Saxo Bank Migrates Its Spread Bet Offering over to Capital Spreads, LCG

Friday, 20/03/2015 | 19:58 GMT by Adil Siddiqui
  • Danish financial services provider, Saxo Bank, is withdrawing its spread betting product for UK and Irish customers, the firm will transfer the business over to Capital Spreads, a trading name of LCG.
Saxo Bank Migrates Its Spread Bet Offering over to Capital Spreads, LCG
rp_saxo_bank_logo-150x150.png

Saxo Spreads, the firm’s spread betting division, issued a notification to clients today informing them that it was withdrawing its services and migrating the business over to Capital Spreads. Saxo entered the space in 2009 after financial markets benefited from a post-2008 recession boost in volumes. However, with an overall decline in the number of active traders in the region, the firm has decided to withdraw its service.

Saxo Bank was unavailable for comment.

In the note the firm stated: “From 28th March 2015 your Saxo Spreads account will move to Capital Spreads.”

The firm’s website has not been updated and still displays the Saxo Spreads brand, however, upon applying for a new account the page redirects to the Capital Spreads website.

The firm was using services provided by spread betting specialist, London Capital Group, under the Capital Spreads brand, a trading name of LCG. Clients have been advised on how they can continue to use the services offered by Capital Spreads, however an option to close the account has also been provided. The email was sent by James Watts, Head of Partnerships.

Saxo entered the market in 2009, according to the FCA register it received its appointed representative license under the banner of LCG on the 29th of January, 2009. The firm offered a range of instruments including, rolling and futures stock indices, commodities, bonds, single stocks and FX. The firm offered competitive pricing on instruments, with spreads on the FTSE quoted as 1 pip, during UK trading hours.

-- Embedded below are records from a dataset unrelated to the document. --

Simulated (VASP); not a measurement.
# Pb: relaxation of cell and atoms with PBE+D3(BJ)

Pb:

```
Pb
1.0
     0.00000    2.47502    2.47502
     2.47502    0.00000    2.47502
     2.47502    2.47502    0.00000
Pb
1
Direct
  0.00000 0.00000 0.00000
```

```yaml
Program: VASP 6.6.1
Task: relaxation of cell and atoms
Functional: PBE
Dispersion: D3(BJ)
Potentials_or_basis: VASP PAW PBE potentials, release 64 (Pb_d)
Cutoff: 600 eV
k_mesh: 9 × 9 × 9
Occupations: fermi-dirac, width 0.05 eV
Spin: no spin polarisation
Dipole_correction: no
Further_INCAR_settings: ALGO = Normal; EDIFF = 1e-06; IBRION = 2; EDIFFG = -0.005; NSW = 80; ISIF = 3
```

Saxo Bank Bullish for 2015

Saxo Bank was the latest provider to issue its annual earnings data, the firm like its peers, showed positive earnings for the year-end 2014 with both net profits and client deposits, in the green. In its annual report, the firm commented on its futures, plans among other topics, it said: “Saxo Bank expects to continue the on-going development of its traditional trading business. The focus remains on clients, efficiency, profitability and optimisation of the entire value chain.

Further focus on White Label Business, Institutional Business, High Net Worth Private Business and Digital Business is planned. Cost control, capital and Liquidity management are, as ever, on-going themes for Saxo Bank in 2015.

With a close eye on overall cost development, Saxo Bank will continue its investments in products and platforms. At the same time, system enhancements and knowledge upgrades are expected within the Bank’s core business areas.”

UK Spread Bet Market

The UK spread betting landscape has suffered from a downturn in Volatility , coupled with the bull-run in UK and global equity markets, thus luring investors away from leveraged instruments. According to research submitted by Investment Trends, the number of financial spread betters in the UK reduced YoY in 2014, the research noted that the number of traders contracted 8% to 78,000 from 85,000.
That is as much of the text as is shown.